2017 has been one of the busiest years of mountain bike tech, with a massive range of big-name updates and a number of smaller, yet still significant product launches. I’ve been lucky enough to test a whole array of bikes and components, whether that be here in the UK or abroad.
Certainly, if you look at the mountain bike world, the two biggest areas of change are the seemingly un-stoppable growth in e-bikes (though how many are actually sold, we’re not sure), and the continued variance in tyre width and the impacts that has on bike and component design.
Here are five things that really caught my eye in 2017.
Lauf True Grit
Lauf’s unique leaf-sprung fork has been around for a little while in various guises, though it’s in its gravel-riding form that we feel it has come in to its own.
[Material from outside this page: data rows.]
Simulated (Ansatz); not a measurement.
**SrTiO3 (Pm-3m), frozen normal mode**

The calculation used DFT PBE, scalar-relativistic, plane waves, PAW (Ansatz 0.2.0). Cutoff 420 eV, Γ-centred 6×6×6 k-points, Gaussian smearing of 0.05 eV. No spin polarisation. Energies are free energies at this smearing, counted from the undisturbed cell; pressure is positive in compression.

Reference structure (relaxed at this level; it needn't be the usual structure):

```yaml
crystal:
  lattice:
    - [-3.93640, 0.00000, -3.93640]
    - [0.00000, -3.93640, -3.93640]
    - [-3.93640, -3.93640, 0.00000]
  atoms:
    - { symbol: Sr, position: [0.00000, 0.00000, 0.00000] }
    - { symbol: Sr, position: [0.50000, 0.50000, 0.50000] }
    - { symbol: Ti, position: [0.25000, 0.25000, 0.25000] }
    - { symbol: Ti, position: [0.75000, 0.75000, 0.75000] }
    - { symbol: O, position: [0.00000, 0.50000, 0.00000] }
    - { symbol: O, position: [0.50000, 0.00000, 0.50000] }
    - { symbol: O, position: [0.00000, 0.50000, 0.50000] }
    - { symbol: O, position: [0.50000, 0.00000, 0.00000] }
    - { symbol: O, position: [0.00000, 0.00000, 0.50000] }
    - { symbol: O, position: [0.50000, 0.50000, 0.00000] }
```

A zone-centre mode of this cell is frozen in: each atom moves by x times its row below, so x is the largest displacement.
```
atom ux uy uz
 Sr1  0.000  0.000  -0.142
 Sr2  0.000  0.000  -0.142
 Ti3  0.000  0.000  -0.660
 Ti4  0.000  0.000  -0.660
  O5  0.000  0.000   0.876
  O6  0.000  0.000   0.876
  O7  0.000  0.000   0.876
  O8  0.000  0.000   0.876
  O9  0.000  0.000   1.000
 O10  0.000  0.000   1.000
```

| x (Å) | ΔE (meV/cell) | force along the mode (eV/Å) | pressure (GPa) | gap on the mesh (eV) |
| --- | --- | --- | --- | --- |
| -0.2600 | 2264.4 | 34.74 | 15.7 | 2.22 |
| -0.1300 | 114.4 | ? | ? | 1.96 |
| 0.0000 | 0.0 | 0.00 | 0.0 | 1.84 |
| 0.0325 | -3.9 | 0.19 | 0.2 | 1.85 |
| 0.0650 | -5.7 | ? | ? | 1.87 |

The 30mm of travel is just enough to take the edge off bigger hits, and smooth out the high-frequency buzz that kills hands over longer rides.
The True Grit is a gravel race bike built around a slightly more subtle looking Grit fork. The geometry is almost road-bike like, and there are some neat features, such as well-thought-out cable routing, 1x only builds, a bolted on bottle opener and bento box mounts. Fortunately, it also rides really well too.
Rocky Mountain Powerplay Carbon 70
E-bikes are incredibly divisive, but also incredibly fun to ride. The Rocky Mountain Powerplay Carbon is unique in that it shares the geometry of their non-powered Altitude. This is because they have worked with a local motor and battery supplier, and have a system that doesn’t require longer than normal chainstays.
The bike rides really well — better than the non-powered in my opinion, thanks to the added weight low and centre in the bike. It’s confident, stable and planted, while still being agile and fun. The weight also makes the suspension feel even better.
Arguably the go-to trail fork of the moment, the latest Pike has had some subtle updates over the previous generation.
The chassis is wider and will take 2.8-inch rubber straight in and it’s Boost width only also. There’s a new DebonAir air spring — the bigger negative chamber improving small bump sensitivity and mid-stroke support. There’s also the Charger 2 damper, which has a lighter feel (to aid use with remotes) and a wider range of adjustment.
Thanks to this, one of the best just got better.
SRAM and Shimano are the biggest players in the brake market, but the Cura has impressed me this year no end.
I like the feel of the Cura’s lever — not too much resistance to pulling, but not too light either. The blade fits my hands perfectly, and I’ve managed to get the lever pull, bite point and blade position just right.
With 200mm (f) / 180mm (r) rotors there’s plenty of power too, with the feel somewhere between the bite of Shimano and the modulation of SRAM.
In three weeks of heavy alpine riding I didn’t boil the brakes, feel wandering bite points or get arm pump. They’ll be staying on my bike for the foreseeable.
Bird Aeris AM9
While I’m lucky enough to be able to ride a wide range of bikes each year, there are few I’d actually go and spend my money on. The Aeris AM9 is one of those bikes though. There are three reasons for that.
One — the geometry of the bike is spot on for the riding I like to do: the reach (in the Medium Large I would buy, at six-foot) is spot on at 475mm, while the head angle is nice and slack and the seat angle steep.
Two — I like how you can pick and choose from a number of component choices at the point of purchase. The test bike we had wasn’t 100 percent to my taste, but I know that for a small upcharge (or no charge, depending on what it was) I could swap, say, the tyres for ones I prefer.
Three — there’s no doubt bikes are expensive, but Bird joins the likes of Canyon and YT at punting out great bikes at almost ridiculous prices. There are lots of bikes I’ve ridden this year I’d love to own, but few I could feasibly dip my hands in my pockets to actually pay for. This is one of them.